26th December 2017   ·   0 Comments

By Della Hasselle
Contributing Writer

Voters across America “overwhelmingly” support prosecutorial reform, according to a public opinion poll released in December by the American Civil Liberties Union Campaign for Smart Justice.

The poll, which is the first-ever national survey to ask about the role of prosecutors, also showed that voters are prepared to take their positions with them to the ballot box next November.

The research was conducted by David Binder Research between October 24 and October 30. It included 1,600 telephone interviews in both English and Spanish with Americans likely to vote in November 2018.

Forty-two percent of participants identified as Republican, 41 percent as Democrat and 17 percent as Independent. The results showed a higher than usual response rate for conservative-leaning voters, according to a press released issued by the ACLU.

Respondents were asked what they find important when evaluating candidates for prosecutor and how those beliefs would impact their votes in 2018.

The poll found strong bipartisan and geographically diverse support for prosecutors who are committed to reducing mass incarceration and racial bias in the criminal justice system. They also said they preferred police officers be held accountable for wrongdoing.

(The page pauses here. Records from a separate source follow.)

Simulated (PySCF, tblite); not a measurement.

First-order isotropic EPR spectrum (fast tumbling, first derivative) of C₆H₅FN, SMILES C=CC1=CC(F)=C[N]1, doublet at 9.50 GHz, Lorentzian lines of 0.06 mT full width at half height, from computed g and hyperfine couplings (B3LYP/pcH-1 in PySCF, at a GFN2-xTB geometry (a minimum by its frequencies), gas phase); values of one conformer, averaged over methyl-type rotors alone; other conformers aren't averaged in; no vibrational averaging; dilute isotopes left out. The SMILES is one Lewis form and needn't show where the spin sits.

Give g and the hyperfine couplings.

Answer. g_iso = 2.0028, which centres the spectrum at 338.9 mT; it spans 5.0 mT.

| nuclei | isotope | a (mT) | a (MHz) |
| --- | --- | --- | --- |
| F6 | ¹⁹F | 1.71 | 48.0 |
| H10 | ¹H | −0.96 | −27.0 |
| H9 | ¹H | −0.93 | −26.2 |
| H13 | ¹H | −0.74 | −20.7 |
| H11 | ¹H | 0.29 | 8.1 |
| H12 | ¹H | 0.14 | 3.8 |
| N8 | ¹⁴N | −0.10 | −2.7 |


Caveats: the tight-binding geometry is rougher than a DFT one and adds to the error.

According to ACLU researchers, the views represent “a significant departure” from the ideology of a majority of prosecutors currently in office — meaning the results could indicate a “major shake-up” with more than 1,000 prosecutors up for election in November.

“After decades of “tough on crime” messaging, reinforced in practice by prosecutors nationwide from across the political spectrum, it is striking to find such large majorities in support of prosecutorial reform,” researchers wrote. “Voters are clear in supporting a shift in the culture in the office of the prosecutor, and are willing to elect new candidates who share their views.”

The poll’s focus areas — mass incarceration and racial bias — have been specifically raised as subjects of concern in Louisiana.

Louisiana has the highest incarceration rate in the nation. A task force report presented to state legislators earlier this year showed 816 people in prison for every 100,000 residents. That amounted to nearly double the national average.

Studies have found that the rate is so high partly because the state sends people to prison for nonviolent crimes — such as drug possession or property crimes — at twice the rate or more of other southern states.

Already, lawmakers have sought to address the issue by enacting laws to shrink sentences for non-violent inmates. Thousands have been released from prison already this year.

In terms of racial bias, a 2015 study of trials in Caddo Parish revealed that potential jurors who were Black were much more likely to be struck from juries than non-Blacks.

In Caddo, an area that’s become known as an “outlier” for its high number of death penalty convictions, prosecutors used peremptory strikes against 46 percent of Black jurors, according to the study conducted by Reprieve Australia. A peremptory strike, in English and American law, is a right in jury selection that allows attorneys to reject a certain number of potential jurors without stating a reason.

The same study found the tactic was used against just 15 percent of other jurors.

Researchers found that juries’ racial makeup appeared to affect the ultimate outcome of the cases. No defendants were acquitted by juries with two or fewer Black jurors, according to the Reprieve study. On the other end of the spectrum, 19 percent were acquitted when five or more jurors were Black.

In 2016, the nation’s highest court ruled on the issue of racial bias in the courtroom, on a case that had come out of Georgia.

In that case, the U.S. Supreme Court ruled that prosecutors there had violated the Constitution when they eliminated all Black prospective jurors in a death penalty case. The defendant, Timothy Foster, was also Black.

The ACLU study found that across the nation, 88 percent of voters are more likely to support a prosecutor who believes in reducing racial bias in the criminal justice system.

Another 91 percent believe it is important for a prosecutor to prioritize reducing unequal treatment of individuals because of race, the study found. That included 90 percent of white voters, 90 percent of Latino voters and 95 percent of Black voters.

Another 89 percent of voters say it is very important for prosecutors to actively work towards ending mass incarceration with alternatives to prison.

Lastly, 79 percent said they’d be more likely to support a candidate for prosecutor who believes it is their responsibility to hold officers that break the law accountable. Those voters said they wanted an increase in overall transparency in the criminal justice system.

“Prosecutors are the most powerful, unaccountable and least transparent actors in the criminal justice system. They hold the keys to ending mass incarceration. They just have to use them,” said Taylor Pendergrass, senior campaign strategist for the ACLU Campaign for Smart Justice.

“American voters care deeply about the health of their local communities. It should not be surprising that they overwhelmingly prefer prosecutors who will end mass incarceration, reduce racial bias in our criminal justice system, and operate transparently,” Pender-grass added. “The bigger surprise is that “tough on crime,” pro-incarceration prosecutors have survived unchallenged for so long.”